Straight_Man
Playing with Virtual Painter
3,716 Posts
29 Jun 2004, 3:17am
Registered NON-ECC is available in some speeds. THAT can be used, and you can take advantage of the mfring QC behind the Registered RAM. ECC features will not work though, the non-ECC supporting BIOS should ignore the extra module or modules-- in some cases, on non-ECC supporting baords, the sockets themselves do not have spring contacts for the ECC pinouts either. Whether Windows or another O\S will ignore ECC, in this case of using ECC on a board that does not support it, is another story entirely. And therein does lie one BIG problem with using ECC on a non-ECC supporting board: If Windows tries to use ECC features, and board cannot provide underlying logic for that, then you can get a mess of a RAM-use mishmosh as board tries to use the extra ECC module for RAM or igonres it totally and Windows tries to use it for ECC checks. You will get mapping errors that lead to RAM violates and BSODs in O\S out of this, and you will get RAM size mismatches between BIOS and Windows.
But it is not a fiscally sound thing to use either, right. CAN use registered non-ECC but not worth spending the bucks in most cases unless you soon plan to change abords to one with Registered RAM recognition in BIOS, and ECC or Registered plus ECC is not a good thing to use on a board that does not have BIOS support for it.
Real old boards and early PC gens ECC was an upgerade option for mots of boxes. BIOSs could use either. A BIOS that can ECC recognize and an OS that can map accordingly are major requirements for ECC, plus tight power cycle timings and voltages on whole board.

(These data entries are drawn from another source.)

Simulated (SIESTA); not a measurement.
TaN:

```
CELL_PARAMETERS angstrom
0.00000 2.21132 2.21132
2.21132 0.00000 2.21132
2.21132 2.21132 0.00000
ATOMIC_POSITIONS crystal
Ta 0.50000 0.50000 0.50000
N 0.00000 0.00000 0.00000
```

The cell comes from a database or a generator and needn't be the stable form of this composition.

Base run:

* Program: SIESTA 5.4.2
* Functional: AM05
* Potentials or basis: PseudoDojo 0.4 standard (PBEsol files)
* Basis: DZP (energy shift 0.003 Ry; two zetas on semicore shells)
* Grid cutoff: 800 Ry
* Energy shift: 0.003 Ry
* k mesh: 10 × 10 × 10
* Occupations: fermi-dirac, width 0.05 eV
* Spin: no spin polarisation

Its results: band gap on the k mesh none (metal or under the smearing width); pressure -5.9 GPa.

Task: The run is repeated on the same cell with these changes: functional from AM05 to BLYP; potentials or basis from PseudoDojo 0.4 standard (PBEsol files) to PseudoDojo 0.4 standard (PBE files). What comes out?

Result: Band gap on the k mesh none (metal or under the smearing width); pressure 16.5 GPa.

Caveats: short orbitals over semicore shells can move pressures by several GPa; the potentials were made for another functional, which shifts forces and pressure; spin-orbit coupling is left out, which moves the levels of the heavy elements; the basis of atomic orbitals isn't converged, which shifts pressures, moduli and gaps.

I would slightly mod what MM said as to registered-only RAM, but as to ECC do not use unless your board supports it, whether registered plus ECC or non-registered ECC which is a questionable thing to offer or use these days anyway compared to higher end Registered plus ECC. Registered feature is mostly a quality assurance thing, and used mostly with servers that use ECC for data integrity assurance on hardware. And ECC plus registered RAM needs tighter sync ratios to work right and sync to CPU than other more generic but high quality RAM does-- for pure Extreme OCing, would not use registered plus ECC, period. You will get a system that is very picky about what combos of timings it will accept if you use registered plus ECC-- but much better assurance of integrity of data in RAM at correct timings for RAM and CPU.
We have ignored BUFFERED RAM here, that is something else having to do with using physical (usually smaller) modules as temp storage right on the stick of RAM. Some ECC can be physically also buffered RAM (and I have seen buffered non-ECC at certain time sin history, in the age of SIMMs as best available, and BIOSs that could detect buffers on sticks). That can give you a RAM to bus latency decrease potential if the stick is QC'd right at mfr. I would not bother buying buffered OEM grade RAM. Expect to pay for QC checking of guaranteed buffered RAM.